Is there a way to simplify my thinking about the N towers of M heights game?

Question

To summarize the game, there are N towers of height M, on each turn the player can reduce a tower to a number that divides its height but doesn't equal its height, and the goal is to make your opponent have no possible moves when its his turn.

For example, if N=2,M=2 then the first player loses because the only moves he can do are to reduce one of the towers to height 1 after which the only move the other player can do is reduce the other tower to height 1 and now the first player has no moves to do.
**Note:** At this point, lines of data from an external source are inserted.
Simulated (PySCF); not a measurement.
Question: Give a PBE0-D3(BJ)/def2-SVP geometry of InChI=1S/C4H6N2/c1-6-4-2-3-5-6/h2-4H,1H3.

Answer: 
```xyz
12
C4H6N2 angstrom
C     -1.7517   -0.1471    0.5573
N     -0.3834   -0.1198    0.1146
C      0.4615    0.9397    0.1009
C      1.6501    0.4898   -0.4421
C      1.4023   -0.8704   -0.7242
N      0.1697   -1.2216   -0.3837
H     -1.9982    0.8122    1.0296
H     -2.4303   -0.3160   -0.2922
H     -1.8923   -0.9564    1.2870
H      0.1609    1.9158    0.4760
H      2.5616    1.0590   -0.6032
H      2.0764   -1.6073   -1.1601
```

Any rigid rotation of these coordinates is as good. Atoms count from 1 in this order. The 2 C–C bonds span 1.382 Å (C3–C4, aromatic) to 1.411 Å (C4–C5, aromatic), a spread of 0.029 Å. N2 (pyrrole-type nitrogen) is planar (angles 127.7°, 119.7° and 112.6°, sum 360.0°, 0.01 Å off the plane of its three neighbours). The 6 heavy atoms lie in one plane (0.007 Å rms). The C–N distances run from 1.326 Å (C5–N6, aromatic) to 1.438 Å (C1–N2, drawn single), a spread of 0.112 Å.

I started writing this out, but it's getting too complicated for me to really see a "pattern" on the non-prime Ms such as 4. Is there are better way I should be thinking about this?

1 --> Lose
1 1 --> Lose
1 1 1 --> Lose
etc. 

2 --> Win
2 2 --> Lose
2 2 2 --> Win
2 2 2 2 --> Lose
etc. 

3 --> Win
3 3 --> Lose
3 3 3 --> Win
3 3 3 3 --> Lose
etc.

4 --> Win
4 4 --> Lose (see tree below)

                   4,4                        1's turn
                  /   \
                 /     \
                /       \
               /         \
              /           \
            2,4           1,4                 2's turn  
           / \  \         /  \
          /   \  \       /    \
         /     \  \     /      \
        1,4   2,2 1,2  1,1     1,2            1's turn         
       /  \    \     \           \
      /    \    \     \           \
     1,1  1,2   1,2    1,1        1,1         2's turn
          /      \
         /        \
        1,1       1,1                         1's turn

My way of calculating whether player 1 or 2 will win is like

static int Winner(int n, int m)
{
    if(m == 1)
        return 2;
    else if(IsPrime(m))
        return n % 2 == 0 ? 2 : 1;
    else
    {
       // ... ??
    }
}

EDIT: Wow, I just made a wild guess with

static int Winner(int n, int m)
{
    if(m == 1)
        return 2;
    else
        return n % 2 == 0 ? 2 : 1;
}

and it passed all the test cases of the challenge problem. So I "solved" it without understanding why.

Answer 1

The first thing to consider is that when you reduce a tower, dividing its height by one of its divisor (1 aside) is like removing one or more of its prime factors. If you represent each tower's height by the list of its prime factors, then the game just becomes a variant of Nim. On each turn, a player removes one or more of the numbers in one of these lists, and a player wins when he removes the last one(s).

Example game with 2 towers of height 6 :

Tower 1 (height 6) : 2 3  <- First player removes one
Tower 2 (height 6) : 2 3

Tower 1 (height 2) : 2
Tower 2 (height 6) : 2 3  <- Second player removes one

Tower 1 (height 2) : 2    <- First player removes one
Tower 2 (height 2) : 2

Tower 1 (height 1) : 
Tower 2 (height 2) : 2    <- Second player removes one and wins

Once you understand that, you just need to know how to win a Nim game with N heaps of M objects. And Nim has been mathematically solved for any number of initial heaps and objects.

Since, in your game, a player wins by removing the last prime factor, it is similar to the "normal play" of Nim where the player to pick the last object wins. In this case, the winning strategy is to finish every move with a nim-sum of 0, the nim-sum being the exclusive or of the number of objects in each heap. Read the Wikipedia page for more information and examples. When the game's nim-sum is not 0, it is always possible to make a move that makes it 0. It is impossible otherwise. Therefore, starting a game with a 0 nim-sum means that the first player wins, otherwise the second player wins.

In your case, if the number of towers at the start of a game is even, then the nim-sum is 0 because the towers all have the same height, and the first player wins. Otherwise, if the number of towers is odd, then the second player wins. The only exception is for a height of 1 (which would be an empty Nim game), which makes the second player win by default.

That is why your "wild guess" worked.